PATHETIC - Editorial

PROBLEM LINK:

Contest

Author: Shahjalal Shohag
Tester: Ildar Gainullin
Editorialist: Rajarshi Basu

DIFFICULTY:

Easy-Medium

PREREQUISITES:

Basic Math, Implementation

PROBLEM:

You are given a tree with N \leq 100 nodes (numbered 1 through N). A tree is a connected undirected graph without cycles.
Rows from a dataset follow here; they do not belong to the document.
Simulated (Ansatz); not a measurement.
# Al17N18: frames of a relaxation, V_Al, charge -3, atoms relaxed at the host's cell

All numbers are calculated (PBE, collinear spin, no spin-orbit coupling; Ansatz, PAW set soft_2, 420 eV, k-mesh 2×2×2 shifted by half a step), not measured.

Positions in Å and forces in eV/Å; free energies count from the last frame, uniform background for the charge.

You have to assign an integer to each node; for each valid i, let’s denote the integer assigned to node i by A_i. This assignment must satisfy the following conditions:

  • For each valid i, 1 \le A_i \le 2 \cdot 10^{18}.
  • For each simple path in the tree, let’s denote the set of nodes in this path by S. Then, the product P = \prod_{v \in S} A_v is divisible by |S|.

There are 200 testcases.

EXPLANATION:

Brief Explanation
  • Let all the primes less than 100 be denoted by the set P. Choose A and B such that A \cup B = P and A \cap B = \phi. Let p_A be the product of all primes in A and p_B be product of all primes in B.
  • Root the tree at some node, and do a dfs. Set the value of all nodes at even depths to be p_A and set the value of all nodes at odd depths to be p_B.

===================

Observation 1

It seems that the prime factors should be important right? Instead of thinking about numbers, try to think about how to distribute the prime factors of all possible |S| values.

Observation 2

Why is N so small? One possible explanation might be that we are potentially looking for a N^2 or N^3 solution, but another more relevant thing that should jump out is that the number of prime numbers that are less than 100 are indeed very less. 25 to be precise.

Observation 3

What if, we just took the product of all the primes \leq 100 and placed that number in each of the nodes. Then we are obviously done, right?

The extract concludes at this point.